"American Idol" David Cook: his new album, hair metal and the ladies
When David Cook sits down for an interview, he doesn't bring his iPhone. Despite being on a promotional mill that has one journalist handing him off to another, he works to engage with every one. Of course, since he's hitched his star to the Simon Fuller machine, he's almost certainly been pushed into submission at media-trainng boot camp. But he's managed to maintain the I-didn't-mean-to-be-here naturalness that's made his rise on "American Idol" fun to watch.

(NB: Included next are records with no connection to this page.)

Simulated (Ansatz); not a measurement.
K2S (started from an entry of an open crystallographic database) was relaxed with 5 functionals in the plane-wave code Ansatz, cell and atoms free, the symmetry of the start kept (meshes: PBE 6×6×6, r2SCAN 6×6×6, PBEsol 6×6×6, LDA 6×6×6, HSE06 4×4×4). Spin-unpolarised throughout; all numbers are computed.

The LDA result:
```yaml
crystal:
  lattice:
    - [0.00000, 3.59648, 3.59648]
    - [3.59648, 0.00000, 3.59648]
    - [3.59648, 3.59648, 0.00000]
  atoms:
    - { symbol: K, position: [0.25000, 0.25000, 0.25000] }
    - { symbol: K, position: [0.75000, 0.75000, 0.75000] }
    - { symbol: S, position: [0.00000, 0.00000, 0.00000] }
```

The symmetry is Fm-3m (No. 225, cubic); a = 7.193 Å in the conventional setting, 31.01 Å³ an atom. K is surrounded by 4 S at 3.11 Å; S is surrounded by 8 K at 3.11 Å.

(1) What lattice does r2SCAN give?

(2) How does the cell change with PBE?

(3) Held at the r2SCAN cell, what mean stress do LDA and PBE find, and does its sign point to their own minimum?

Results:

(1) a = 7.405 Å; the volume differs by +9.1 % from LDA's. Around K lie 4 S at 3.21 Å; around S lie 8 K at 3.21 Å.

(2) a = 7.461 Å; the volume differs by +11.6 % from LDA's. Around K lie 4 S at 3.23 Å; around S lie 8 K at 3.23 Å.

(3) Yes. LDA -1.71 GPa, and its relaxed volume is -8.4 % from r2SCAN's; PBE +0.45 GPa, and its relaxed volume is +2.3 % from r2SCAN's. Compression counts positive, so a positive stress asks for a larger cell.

Cook spent an hour or so playing tracks from his upcoming solo album (streaming here on ClearChannel's I Heart Music site) and chatting about his hesher roots and pop star future. He laughed a lot. I thoroughly enjoyed him and quietly regretted making such a fuss about his "Idol" borrowings.
A full profile of Cook will appear in next week's Calendar section, but get a taste of our chat after the jump.
So you claim you are really a rocker. Convince me!
My first rock concert was Mötley Crüe and Ted Nugent! I remember being so enthralled. Nugent came out and they were playing "Stranglehold," and he was wearing a loincloth; they had set this archery target up on one of the light fillers and he came out with a bow and arrow and just nailed it, and all this pyro took off. There's something fun in that '80s excess, rock mythos kind of thing. And that's really what I want to get back to.
So the record sounds like hair metal?
We've actually got some twists and turns on this record, some secrets along the way to spice it up. There is a song that does have a little bit of L.A. rock swagger to it. The whole songwriting process was about how this is going to parlay live. I wanted big, open songs; I wanted those U2 bridges that could go on for a day and a half and the crowd would just eat it up. And I feel like we pulled it off. A lot of these songs are just very, very big. I love it!
You've enlisted a couple of your former bandmates from the Midwest Kings to tour with you. That seems like a wise move.
I just really want this to work, and to get out on the road, it's tight quarters and you gotta go with guys you can deal with. I wanted to grab guys from home whenever I could. Neil [Tiemann, lead guitar] and Andy [Skib, rhythm guitar and keyboards] are great musicians, I respect them as musicians and on top of that I've been in bands with them so I know I can get along with them. Neil actually played on the record, which was huge.
You're going to be playing in venues very different from the bars you played in with the Midwest Kings. How are you making the transition?
Before anything else, you have to have the songs. I want songs that are versatile -- that could be huge arena songs, or that you could go into a bar and play for five people and get the vibe across. That's what's great about rock, versus any other genre. There's a scope to it that I haven't been able to find anywhere else. You can take it anywhere.
The ladies love David Cook. Is that an issue for your credibility?
[Slightly flustered, or at least pretending to be.] The way that I've always approached music is just to write it. If more women than men like my music, I suppose that makes for a prettier audience. But I want to write music that makes me feel something, and if I feel something, I will perform it better, and if I perform it better, hopefully it engages more people. I'm not looking at it as a gender issue. It's more about inclusion.
Is there any part of you that misses the grassroots scene back in Oklahoma and Missouri?
There are aspects I miss, for sure. I've made it known that I would love to do underground gigs. Pick another band name and just go. There's something inherently rock 'n' roll about a dingy club on a Wednesday night, when the only reason anybody shows up is for the drink special. But I'm in a very amazing position right now, and whatever I can do to make this record a success is what I'm going to do live.